How to Shop for Healthy Groceries on a Budget (11 Tips)

healthy grocery list on a budget

I’m sure we don’t need to tell you that the cost of food—especially healthy food—has been rising, and fast. It also doesn’t take long to realize that some of the unhealthiest options are way cheaper than those that are better for you. I mean, why can you get a fast-food burger, fries, and a soft drink for less than half the cost of most healthy whole-food meals? No wonder so many people are suffering from both obesity and malnutrition at the same time. That’s why it’s important to get better at grocery shopping on a budget—especially a tight one.

Fortunately, eating healthfully doesn’t have to be a luxury. In fact, with the tips below, you’ll quickly become a pro at creating your healthy grocery list on a budget and still filling up your basket with delicious, healthy foods, affordably.
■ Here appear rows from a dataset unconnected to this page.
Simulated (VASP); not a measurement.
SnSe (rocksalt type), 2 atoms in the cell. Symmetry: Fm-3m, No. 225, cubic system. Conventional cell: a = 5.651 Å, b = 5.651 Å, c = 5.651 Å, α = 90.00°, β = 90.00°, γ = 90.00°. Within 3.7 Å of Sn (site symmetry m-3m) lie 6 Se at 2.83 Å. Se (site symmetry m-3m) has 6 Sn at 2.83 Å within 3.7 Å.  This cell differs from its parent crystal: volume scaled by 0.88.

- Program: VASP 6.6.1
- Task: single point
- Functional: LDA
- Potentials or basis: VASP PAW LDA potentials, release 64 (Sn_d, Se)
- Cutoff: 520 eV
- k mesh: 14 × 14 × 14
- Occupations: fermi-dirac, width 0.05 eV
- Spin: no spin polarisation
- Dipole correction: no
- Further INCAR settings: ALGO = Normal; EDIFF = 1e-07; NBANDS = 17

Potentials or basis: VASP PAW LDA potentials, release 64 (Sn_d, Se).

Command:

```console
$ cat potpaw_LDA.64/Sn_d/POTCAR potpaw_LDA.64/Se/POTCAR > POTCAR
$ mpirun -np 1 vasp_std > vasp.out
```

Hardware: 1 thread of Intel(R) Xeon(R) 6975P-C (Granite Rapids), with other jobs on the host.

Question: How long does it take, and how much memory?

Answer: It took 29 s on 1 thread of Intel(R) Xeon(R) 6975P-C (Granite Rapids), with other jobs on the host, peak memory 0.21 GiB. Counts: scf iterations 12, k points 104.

How Much Should You Spend on Groceries?

According to financial wizards, housing, groceries, and other essentials should make up no more than 50% of your income. On average, in the U.S. (in 2021), a household spends about $412 per month. And according to the USDA, a family of 4 “should” spend somewhere between $682 and $1,361 per month.

Of course, that number will go up or down depending on:

  • Where you shop
  • What you buy
  • How much you buy
  • How many people you’re feeding
  • How often you eat away from home (i.e., foods you don’t cook, such as restaurant and school meals or meals prepared by friends and family)
  • Where you live
  • If you grow any of your own food

The USDA (Department of Agriculture) has put together monthly food plans to help start the conversation for healthy meals and snacks that can be made at home. There’s a Thrifty Plan, a Low-Cost Plan, a Moderate-Cost Plan, and a Liberal Food Plan, all of which are updated monthly and further broken down depending on age and gender.

Of course, these just provide estimates for what similar people may be spending. Your grocery budget may differ quite a bit, and by following the tips below, you may even be able to get below those standard costs. Some savvy shoppers are even able to cut their costs in half. Isn’t budgeting fun?

Tips to Create a Healthy Grocery List on a Budget

There are few better feelings than trimming your grocery costs and waistline at the same time. No, we don’t just mean by cutting down on the calories you buy (though that helps) or having marathon coupon-cutting sessions (which can also help). In fact, it may be easier than you think to create a healthy grocery list on a budget. So, let’s get started…

Tip 1: Meal Plan

You’ve probably heard the saying, “If you fail to plan, you plan to fail.” And it’s no different with grocery shopping. Planning your meals can save you time and money. You can further save by having planned leftovers (for lunch or dinner another night) or using the same ingredients in more than one recipe. You can also avoid throwing out foods by planning to eat the most perishable ingredients (such as berries and tender greens) at the beginning of the week.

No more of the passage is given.